With the sale of the company today, the interview I was supposed to have at 2:00pm for my “dream job” at that company was cancelled. That position (and any new hiring) has been postponed indefinitely. It’s obviously time for me to look long and hard at the situation, and take my pro-active approach to finding employment satisfaction to the next level.
But before that, I do believe I’ll engage in some good old-fashioned self-destructive behaviour.

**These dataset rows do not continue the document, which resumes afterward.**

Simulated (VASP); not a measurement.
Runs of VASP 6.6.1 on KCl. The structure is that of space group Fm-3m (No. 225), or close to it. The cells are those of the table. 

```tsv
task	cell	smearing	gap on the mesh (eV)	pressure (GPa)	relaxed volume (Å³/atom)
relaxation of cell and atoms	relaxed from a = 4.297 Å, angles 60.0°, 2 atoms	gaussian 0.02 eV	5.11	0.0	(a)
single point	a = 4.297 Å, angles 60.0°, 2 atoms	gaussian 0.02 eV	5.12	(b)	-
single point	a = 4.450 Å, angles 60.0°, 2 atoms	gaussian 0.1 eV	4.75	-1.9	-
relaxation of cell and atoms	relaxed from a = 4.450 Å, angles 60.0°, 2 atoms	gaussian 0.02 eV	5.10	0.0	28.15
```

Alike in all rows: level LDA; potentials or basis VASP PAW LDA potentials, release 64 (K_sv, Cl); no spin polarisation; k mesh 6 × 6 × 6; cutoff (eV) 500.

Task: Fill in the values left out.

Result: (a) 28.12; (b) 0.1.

Things I will accomplish before bed tonight:
-drink copious amounts of gin and tonic
-add to the libation a slice of the questionable lime I found at the back of the drawer (it’s ok if I cut off the blue furry bits, right? the alcohol should sanitize it anyway…)
-skip class tonight
-make a serious dent in the pint of rocky road in the freezer, despite the fact that I’m totally out of flex points this week, thanks to the all you can eat sushi I had for lunch
-spend more than I can afford on cosmetics (Clinique bonus at Sears! The lip gloss is fantastic!)
Any ideas for any more destructive things I can engage in over the next 5 or 6 hours?
Don’t forget to call your ex-boyfriend while you’re really drunk and tell him all about how you really miss him and want him back in your life! That’s much more permanent than just a wee tub of Rocky Road! *giggle*
BAHAHA good one! And while I’m at it, I should invite him over for a rousing romp of ex-sex. With any luck, he’ll have been a very bad boy, and will bring over some sort of STD with him!
Oh no! It’s Clinique Bonus Time again! Help!
(Good thing I’m too sick to go shopping)
Ooo, i wanna come over. *sighs* I’m sure we could think of other things to do to ruin ourselves.
hrm, you’re going to be drinking, you say ?
Hey, we should drink gin and tonics together sometime soon. I think we both deserve it. 🙂
I know! I know! (I’m really good at this…)
How about, after all those gins and tonics, you go streaking around the block, just for the adrenaline rush? Now, that’s fun. I’d know. 😉
heck, go all out — after the gin & tonics, while streaking, go knock over a convenience store. and by “knock over” I mean “steal their porno mags, pop and chocolate” not “pick up and put on side”. In case that wasn’t obvious. Y’know.
All that sounds fun – but what did I actually end up doing? Stop after one drink because that lime was naaaaasty, and after one bowl of ice cream, because the richness made me ill, then go get a pita from the Pita Pit, and go to bed early.
I am such a rebel.
aw, man. Did you at least steal the pita? Naked? 🙂
BOOOORRRRRINNNNGGGGG!!!!!!
What are you doing later tonight? I have the night free, other than an early Costco adventure with Vern. Wanna come over and see my new place? Have some wine perhaps? …Make up (at least in part) for last night??